Johnny Damon will not be a savior in Boston. The Tigers’ DH/left fielder turned down a chance to return to the Red Sox because he “loves Detroit”.

Before the Tigers’ scheduled game against the Royals, Damon told a crowd of assembled reporters that he was spurning the Red Sox attempts to reacquire because of his affection for the Motor City. Then again, most reports had Damon willing to accept a trade to the Yankees or Rays, so it doesn’t really take a genius to read between the lines. In fact, the meaning is so easy to infer that even a caveman could do it: the prodigal idiot of Red Sox Nation is still unhappy with the way he was treated by both the Red Sox organization and what he likely feels are its ungrateful fans.

Ever since he left Boston to join the Yankees after the 2005 season, Damon has nursed an open wound pertaining to the stance that the Red Sox took toward him during contract negotiations. Compounding those hard feelings was the hostile reception Damon frequently received when returning to Fenway, an emotion that was probably rekindled after receiving a standing ovation in his return to Yankee Stadium. If Damon thought Yankees’ fans were still fond of him then, just wait until the next time he returns.

Although a very outgoing personality, Damon has also proven to be a very sensitive person. He gives 100% when on the field and goes above and beyond when interacting with fans, so you can see why he would bristle at the negative reception he encounters by virtue of the perception that he is a hired gun. Damon has been the baseball equivalent of a nomad, always searching for a home, so it shouldn’t come as surprise that he decided not to return to a place where he felt he wasn’t wanted.

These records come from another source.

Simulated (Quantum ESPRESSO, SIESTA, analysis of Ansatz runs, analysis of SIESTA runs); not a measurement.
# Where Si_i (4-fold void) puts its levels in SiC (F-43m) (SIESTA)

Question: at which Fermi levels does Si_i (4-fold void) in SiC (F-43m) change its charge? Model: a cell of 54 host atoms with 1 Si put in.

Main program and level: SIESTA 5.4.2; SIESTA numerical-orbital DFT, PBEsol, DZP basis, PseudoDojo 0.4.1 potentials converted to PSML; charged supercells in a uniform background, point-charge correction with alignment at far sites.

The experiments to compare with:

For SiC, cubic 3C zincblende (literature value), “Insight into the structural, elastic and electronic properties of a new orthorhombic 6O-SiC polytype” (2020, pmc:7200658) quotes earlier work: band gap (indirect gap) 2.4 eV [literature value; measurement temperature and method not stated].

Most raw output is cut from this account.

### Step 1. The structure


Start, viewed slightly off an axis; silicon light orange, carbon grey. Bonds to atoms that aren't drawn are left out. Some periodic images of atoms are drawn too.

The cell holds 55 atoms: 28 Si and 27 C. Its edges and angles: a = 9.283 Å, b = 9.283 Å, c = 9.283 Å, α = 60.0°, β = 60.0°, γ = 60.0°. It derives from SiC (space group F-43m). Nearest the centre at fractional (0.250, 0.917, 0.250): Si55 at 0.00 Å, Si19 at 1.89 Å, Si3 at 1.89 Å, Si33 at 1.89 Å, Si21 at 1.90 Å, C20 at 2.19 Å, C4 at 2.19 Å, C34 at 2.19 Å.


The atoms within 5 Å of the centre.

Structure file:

Another lesson to be learned from Damon’s decision is one that won’t go down too easy in Red Sox Nation. More than any group of fans, Red Sox’ rooters throw their support behind management when there is a confrontation with a particular player. It’s almost as if they deem playing in Red Sox Nation to be an undeniable privilege that only a heretic would refuse. From the days of Carlton Fisk through Wade Boggs and Roger Clemens all the way through Pedro Marinez, Damon and Manny Ramirez, a litany of Red Sox stars have left Boston amid acrimony and resentment from the fans. Well, Red Sox Nation was forced to pay the price this time around. Their negative reaction was as much a reason as any that Damon decided to stay with the Tigers. You see, he very well may love Detroit, but it’s also pretty clear that he has no love for Boston.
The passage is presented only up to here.